The UK’s Sunday Times says thousands of tickets for top events at this year’s Olympic Games have been put on the black market by officials representing 54 of the nations taking part.

German newspapers including Bild are reporting the offices of the German Football Association (DFB), the offices of CTS Eventim and the private home of CTS chief Klaus-Peter Schulenberg have been raided for a second time in an investigation into the alleged miss-selling of tickets for the 2006 World Cup soccer finals.

The UK paper mounted a two-month investigation that is said to reveal “widespread corruption” among the Olympic officials and the agents controlling the sale of tickets, which has resulted in many of them being touted for as much as 10 times face value.

It handed a dossier to the International Olympic Committee, which called an emergency meeting of its executive board June 15.

The IOC immediately launched its own investigation and says it will impose “the strongest sanctions” on any officials found to have traded tickets on the black market, which could involve their countries being banned from selling Olympic tickets in the future.

The tickets being offered were traced to the allocations sent to national Olympic committees in such places as China, Serbia, Greece, Lithuania, and the United States. They included seats for such top events as the 100-metres final.

Greg Harney, the organiser of New York’s failed bid for this year’s Olympics and now a vice president of U.S. travel giant Cartan Tours, is said to have told undercover reporters that they should set up a sham address in one of the 40 countries whose tickets he controls to conceal an illicit foreign sale.

“As the only Authorised Ticket Reseller for over 40 countries, Cartan is responsible for the equitable distribution of all event tickets allocated to the countries listed on this page,” says a note on the company website.

“Cartan Tours is NOT affiliated with or appointed by the United States Olympic Committee (USOC) and as such is not authorized to sell Olympic Games event tickets to residents of the United States,” it says.

The 40 countries whose tickets were handled by Cartan include Bolivia, Chile, Costa Rica, New Zealand, The Netherlands, Ecuador, El Salvador, and almost every other country in Central and South America.

UK ticket buyers had to make applications for the first Olympic tickets released and then hope their names were drawn in the lottery that decided who should have them.

The Sunday Times also said that in some countries the demand for Olympic tickets has been so low that “unscrupulous officials” had plenty to sell on the secondary market.

The organising committee for the London Games (LOCOG) allocated 1.2 million tickets to overseas Olympic committees.

The paper claims its reporters have filmed several agents admitting that what they were doing with the tickets was illegal.

Having broken the story two weeks before the Olympics, the famous British broadsheet has uncovered a scandal that will likely rumble on beyond the opening and the closing ceremonies.

In Germany, Bild reported that the raids on Eventim and the national soccer authority were ordered by Munich state prosecutor Thomas Steinkraus-Koch.

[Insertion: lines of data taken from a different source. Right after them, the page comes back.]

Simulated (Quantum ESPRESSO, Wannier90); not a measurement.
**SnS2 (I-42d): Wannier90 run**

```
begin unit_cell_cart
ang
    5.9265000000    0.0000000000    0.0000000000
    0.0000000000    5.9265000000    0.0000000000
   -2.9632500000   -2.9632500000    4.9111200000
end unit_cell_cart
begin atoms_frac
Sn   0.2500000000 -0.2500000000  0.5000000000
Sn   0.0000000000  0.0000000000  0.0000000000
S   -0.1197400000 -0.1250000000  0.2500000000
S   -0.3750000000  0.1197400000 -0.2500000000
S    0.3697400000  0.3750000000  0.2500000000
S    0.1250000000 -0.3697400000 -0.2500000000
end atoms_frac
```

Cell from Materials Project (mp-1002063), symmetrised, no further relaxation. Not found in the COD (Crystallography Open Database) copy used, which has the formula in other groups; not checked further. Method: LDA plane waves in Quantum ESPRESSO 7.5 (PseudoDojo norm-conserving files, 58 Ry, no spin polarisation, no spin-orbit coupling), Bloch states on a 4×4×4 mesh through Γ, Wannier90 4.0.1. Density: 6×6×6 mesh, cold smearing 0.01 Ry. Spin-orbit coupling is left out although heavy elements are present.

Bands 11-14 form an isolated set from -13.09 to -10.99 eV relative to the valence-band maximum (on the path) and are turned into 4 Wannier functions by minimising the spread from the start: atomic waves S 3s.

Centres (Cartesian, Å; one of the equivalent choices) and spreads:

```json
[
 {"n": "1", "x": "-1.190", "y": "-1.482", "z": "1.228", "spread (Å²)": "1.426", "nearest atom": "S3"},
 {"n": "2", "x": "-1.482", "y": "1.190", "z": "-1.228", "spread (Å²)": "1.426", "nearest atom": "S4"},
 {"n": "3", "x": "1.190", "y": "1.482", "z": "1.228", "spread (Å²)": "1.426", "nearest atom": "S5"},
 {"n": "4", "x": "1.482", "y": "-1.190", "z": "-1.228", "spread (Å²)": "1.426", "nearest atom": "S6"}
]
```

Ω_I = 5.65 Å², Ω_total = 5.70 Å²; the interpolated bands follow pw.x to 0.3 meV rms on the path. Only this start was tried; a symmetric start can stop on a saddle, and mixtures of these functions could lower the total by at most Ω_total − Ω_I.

The investigation has been going on for more than two years and Eventim’s offices had previously been searched in 2010.

The German daily tabloid said Steinkraus-Koch, who has investigated several German insider trading scandals, has accused Eventim, Schulenberg and former head of DFB ticketing Willy Behr of illegally selling personalised tickets for the 2006 soccer finals.

The paper reckons they made about euro 12 million ($15.2 million) from the black market deals.

The Munich prosecutor is also reportedly looking at whether DFB officials were bribed to award Eventim the ticketing contract for the 2006 World Cup.

Bild detailed the connections between Eventim, the DFB and O&P Event Marketing GmbH, the company that allegedly sold the tickets to the black market.

It pointed out that Behr formerly worked for Eventim subsidiary GSO, and O&P managing director Christa Nesnidal was once a member of the German ticketing giant’s supervisory board.

It also said Nesnidal is married to Thilo Nesnidal, who is “rumoured to be” a close friend of Schulenberg and acts as his personal tax adviser.